Cockroaches. Just the mention of them is enough to elicit a negative response. Bringing them up in almost any situation often leads to stories of revulsion from the first time someone saw them running across their kitchen floor, or flying directly at them (more often than not touched with a bit of exaggeration). When I tell people that I did research with them and would like to continue doing so I get the same responses from nearly everyone: Why?! They’re so disgusting! Then a story of how disgusted they were when they saw one in their kitchen, or bathroom. It’s a shame really that everyone associates the relatively few pest species, only about 30, with a group that encompasses at least 4,600 species.
Their diversity may not be that impressive as far as insects go, but they certainly put any single group vertebrate species, except possibly fish, to shame in terms of numbers. They range in size from 3mm, Attaphila fungicola which lives with ants, to 8cm, Macropanesthia rhinoceros or the rhinoceros cockroach from Australia. They survive in a diverse array of habitats, there’s a species that’s supposedly at least semi aquatic, some that are specialized for a life in sand dunes, and some that specialize in living on bromeliads in the canopies of rain forests. They also come in a wide variety of shapes and colors. There are the common looking species that everyone associates cockroaches with, but some have horns and are quite chunky, while others are nearly completely flat, a couple species have males equipped with two small bumps on their “heads” that have been noted to glow in the wild. There are brilliant metallic species that resemble rolly pollies, or pill pugs, some bright green species, some even have streaks of brilliant blue!

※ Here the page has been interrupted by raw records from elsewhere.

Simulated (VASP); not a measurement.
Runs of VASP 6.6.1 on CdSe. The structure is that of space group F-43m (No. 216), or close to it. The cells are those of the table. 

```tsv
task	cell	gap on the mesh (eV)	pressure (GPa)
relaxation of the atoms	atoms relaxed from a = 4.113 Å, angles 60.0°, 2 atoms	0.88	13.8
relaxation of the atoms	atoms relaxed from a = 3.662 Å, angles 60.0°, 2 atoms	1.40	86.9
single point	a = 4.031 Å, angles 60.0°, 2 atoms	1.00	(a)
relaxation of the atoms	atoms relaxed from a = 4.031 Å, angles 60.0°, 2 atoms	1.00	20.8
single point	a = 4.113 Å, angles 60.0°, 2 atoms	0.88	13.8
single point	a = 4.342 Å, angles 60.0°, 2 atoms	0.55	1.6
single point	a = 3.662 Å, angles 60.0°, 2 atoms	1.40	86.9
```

The overwhelming majority of research on cockroaches has focused on quite a small percentage, we’ll say .7% and that’s an overestimate, that are regarded as pest species. Just as a side note here: cockroaches tend to be associated with filth, but when they’re found in a home it is usually due to an excess of food waste left around the house that they’re exploiting. They’re just using the resources that are available to them! I guess that is why I decided to focus on cockroaches. I’d like to change how they’re perceived, at least to a few people, and show that they’re more than the gross bug running across your kitchen floor in the middle of the night. As E.O. Wilson once wrote “Let the lowly cockroach crawl, or, better, fly up, to its rightful place in human esteem!”, or at least let’s try not to hate on them too much.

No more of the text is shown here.